Subnetting and IP Addressing Footguns¶
Mistakes that eat IPs, break routing, and create conflicts that surface weeks later.
1. Off-by-two: forgetting network and broadcast addresses¶
You plan for 254 hosts on a /24. You actually get 254 usable. But on a /26, you plan for 64 and only get 62. On a /28, you plan for 16 and get 14. The smaller the subnet, the higher the percentage lost to network and broadcast addresses. On AWS, it's worse — 5 reserved per subnet, so a /28 gives you 11, not 14.
Fix: Always subtract 2 (or 5 on AWS) from total IPs. Use ipcalc to verify before committing to a design.
Gotcha: AWS reserves 5 IPs per subnet: network address, VPC router (.1), DNS server (.2), future use (.3), and broadcast. A /28 on AWS gives you 11 usable IPs, not 14. Azure reserves 5 as well. GCP reserves 4. Always check your cloud provider's reservation policy before sizing subnets.
2. /31 and /32 confusion¶
A /32 is a single host — used in routing table entries and loopback addresses, not for subnets. A /31 is two IPs with no broadcast — used for point-to-point links between routers (RFC 3021). Assigning a server to a /31 or /32 when you meant /24 means it can't talk to anything on the local subnet.
Fix: /32 is for host routes and loopback. /31 is for router-to-router links only. Servers go on /24 or wider.
3. Overlapping CIDRs between VPCs or VPNs¶
You create VPC-A as 10.0.0.0/16 and VPC-B as 10.0.0.0/16. They peer fine until traffic for 10.0.1.50 could go to either VPC. Or your on-prem network uses 10.0.0.0/8 and your cloud VPC uses 10.0.0.0/16 — the VPC range is inside the on-prem range. VPN routes collide.
Fix: Plan all VPC and on-prem CIDRs in a single spreadsheet before building anything. Use non-overlapping /16 blocks within the 10.0.0.0/8 space (10.100.0.0/16, 10.101.0.0/16, etc.).
4. "I thought 10.0.0.0/8 was just one subnet"¶
Someone sees 10.0.0.0/8 and thinks it's a single flat network with 16 million hosts. They assign 10.0.1.x to dev, 10.0.2.x to prod, and assume everything can reach everything. Then they add firewall rules, VPC boundaries, or routing policies and discover that /8 is an address space, not a subnet. The actual subnets are whatever you carve out of it.
Fix: /8 defines the address space. You still need to subnet it into /16s, /24s, etc., with proper routing between them.
5. IPv6: forgetting link-local is always there¶
Every IPv6 interface has a fe80::/10 link-local address — always, automatically, even if you did not configure IPv6. Applications binding to :: (all interfaces) will listen on IPv6. Firewall rules that only cover IPv4 leave IPv6 wide open.

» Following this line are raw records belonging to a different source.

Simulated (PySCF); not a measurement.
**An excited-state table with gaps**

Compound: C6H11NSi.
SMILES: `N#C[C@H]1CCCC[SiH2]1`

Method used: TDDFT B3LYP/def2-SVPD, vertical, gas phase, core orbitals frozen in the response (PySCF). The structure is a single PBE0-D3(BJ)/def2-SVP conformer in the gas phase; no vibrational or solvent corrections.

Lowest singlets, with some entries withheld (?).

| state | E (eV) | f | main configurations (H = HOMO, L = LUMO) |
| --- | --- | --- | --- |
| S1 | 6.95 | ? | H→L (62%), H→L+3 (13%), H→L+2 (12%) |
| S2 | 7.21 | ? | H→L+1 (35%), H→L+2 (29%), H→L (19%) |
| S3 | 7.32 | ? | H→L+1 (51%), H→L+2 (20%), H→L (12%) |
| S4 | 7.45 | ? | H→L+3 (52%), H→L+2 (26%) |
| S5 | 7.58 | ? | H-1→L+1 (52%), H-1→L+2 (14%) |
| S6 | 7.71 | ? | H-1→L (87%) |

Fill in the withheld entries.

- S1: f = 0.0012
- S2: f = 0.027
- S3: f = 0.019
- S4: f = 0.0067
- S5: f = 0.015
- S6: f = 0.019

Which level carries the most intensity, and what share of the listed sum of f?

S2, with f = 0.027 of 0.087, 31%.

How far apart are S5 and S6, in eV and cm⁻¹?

Fix: Audit ip -6 addr show on every host. Apply ip6tables rules or use nftables (handles both stacks). Never assume "we don't use IPv6" means it is not present.
Default trap: Every modern Linux kernel enables IPv6 by default. Applications binding to
::listen on both IPv4 and IPv6. Your carefully crafted iptables rules protect IPv4 but leave IPv6 wide open. Either apply matching ip6tables rules or use nftables which handles both address families in one ruleset.
6. Docker default bridge colliding with corporate networks¶
Docker's default bridge is 172.17.0.0/16. Docker Compose creates networks starting at 172.18.0.0/16, 172.19.0.0/16, etc. Many corporate networks use 172.16-31.x (the RFC 1918 172.16.0.0/12 range). Container traffic to internal services silently routes to the Docker bridge instead of the corporate network.
Fix: Override Docker's address pool in /etc/docker/daemon.json to use ranges outside your corporate space. Move Docker into 10.200.0.0/16 or a similarly unused range.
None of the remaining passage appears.